REAGAN
(director: Sean McNamara; screenwriters: Howard Klausner/based on the book The Crusader: Ronald Reagan and the Fall of Communism by Paul Kengor; cinematographer: Christian Sebaldt; editors: Jeffrey Canavan, Clayton Woodhull; music: John Coda; cast: Dennis Quaid (Ronald Reagan), Penelope Ann Miller (Nancy Reagan), Mena Suvari (Jane Wyman), C. Thomas Howell (Caspar Weinberger), Jon Voight (Viktor Petrovich), Robert Davi (Leonid Brezhnev), Kevin Sorbo (Reverend Cleaver), Kevin Dillon (Jack Warner), Nick Searcy (James Baker), David Henrie (Young Regan), Xander Berkely (George Schultz), Lesley-Anne Down (Margaret Thatcher), Trevor Donovan (John Barietta), Jennifer O’Neill (Older Nelle Reagan), Randy Wayne (Tony Dolan), Dan Lauria (Tip O’Neill), Olek Krupa (Mikhail Gorbachev); Runtime: 141; MPAA Rating: PG-13; producer: Mark Joseph; Rawhide Pictures/ShowBiz Direct; 2024)
“It will likely be cherished by those who care less about film than they do about Reagan.”
Reviewed by Dennis Schwartz
An idolizing, preachy and clunky biopic on President Reagan directed to appeal to only Reagan supporters by Sean McNamara (“Race to Space”/”Soul Surfer”) and written in the same uncritical way by Howard Klausner. It’s based on the book The Crusader: Ronald Reagan and the Fall of Communism by Paul Kengor.
Whatever your views might be on the staunch conservative President Reagan, he deserved a better film than this sluggish clunker. I know many Reagan followers will probably like it and not find it as shallow as I did, but I don’t see many undecideds being drawn to such a political film that plays out as an unabashed love-letter to Reagan. It will likely be cherished by those who care less about film than they do about Reagan.
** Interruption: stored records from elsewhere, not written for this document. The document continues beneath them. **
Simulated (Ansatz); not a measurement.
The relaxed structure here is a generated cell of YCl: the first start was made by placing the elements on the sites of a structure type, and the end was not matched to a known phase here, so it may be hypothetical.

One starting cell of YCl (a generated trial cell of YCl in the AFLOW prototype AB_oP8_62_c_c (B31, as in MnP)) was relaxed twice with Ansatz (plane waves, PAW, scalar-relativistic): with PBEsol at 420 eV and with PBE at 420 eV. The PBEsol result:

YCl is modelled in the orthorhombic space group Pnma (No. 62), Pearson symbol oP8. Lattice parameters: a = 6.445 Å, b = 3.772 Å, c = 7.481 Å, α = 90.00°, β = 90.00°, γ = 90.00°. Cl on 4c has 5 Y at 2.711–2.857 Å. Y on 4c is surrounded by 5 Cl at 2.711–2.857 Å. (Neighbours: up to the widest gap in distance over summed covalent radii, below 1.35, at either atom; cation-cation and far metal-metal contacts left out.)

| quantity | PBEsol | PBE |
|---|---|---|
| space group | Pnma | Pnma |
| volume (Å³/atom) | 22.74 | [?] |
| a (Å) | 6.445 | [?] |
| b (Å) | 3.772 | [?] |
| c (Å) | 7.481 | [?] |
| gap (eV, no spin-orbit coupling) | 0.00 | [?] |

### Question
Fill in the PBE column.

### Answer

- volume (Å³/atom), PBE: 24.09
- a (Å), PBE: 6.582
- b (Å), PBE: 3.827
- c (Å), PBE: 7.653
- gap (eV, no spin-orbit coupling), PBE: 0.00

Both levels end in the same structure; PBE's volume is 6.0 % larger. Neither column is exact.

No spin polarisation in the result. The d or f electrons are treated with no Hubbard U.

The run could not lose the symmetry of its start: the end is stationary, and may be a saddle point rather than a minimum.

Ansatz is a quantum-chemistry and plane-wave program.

The film opens with the 1981 assassination attempt on President Reagan and proceeds to tell its superficial narrative of his career highlights by using the framing device of an ex-KGB spy (Jon Voight) telling the subject’s life story to a fellow agent in order to explain how the Soviet Union was toppled through the devotion and integrity of Reagan (ugh!).
It only gets more kiss ass the more it goes on.
It covers his childhood, his career as a B film star in Hollywood, his marriage and divorce to his actress first wife Jane Wyman (Mena Suvari) and then his marriage to second wife Nancy (Penelope Ann Miller). Because of its weak script, Dennis Quaid playing an affable President Reagan never was convincing.
It’s a slog at an overlong running-time of over two hours. There are no nuances, and it fills the screen with a host of cardboard characters. But, at least, Reagan was viewed as a patriot, who got Gorbachev to tear down the Berlin Wall that left us with a glimmer of hope Russia might become a democracy (How did that turn out?).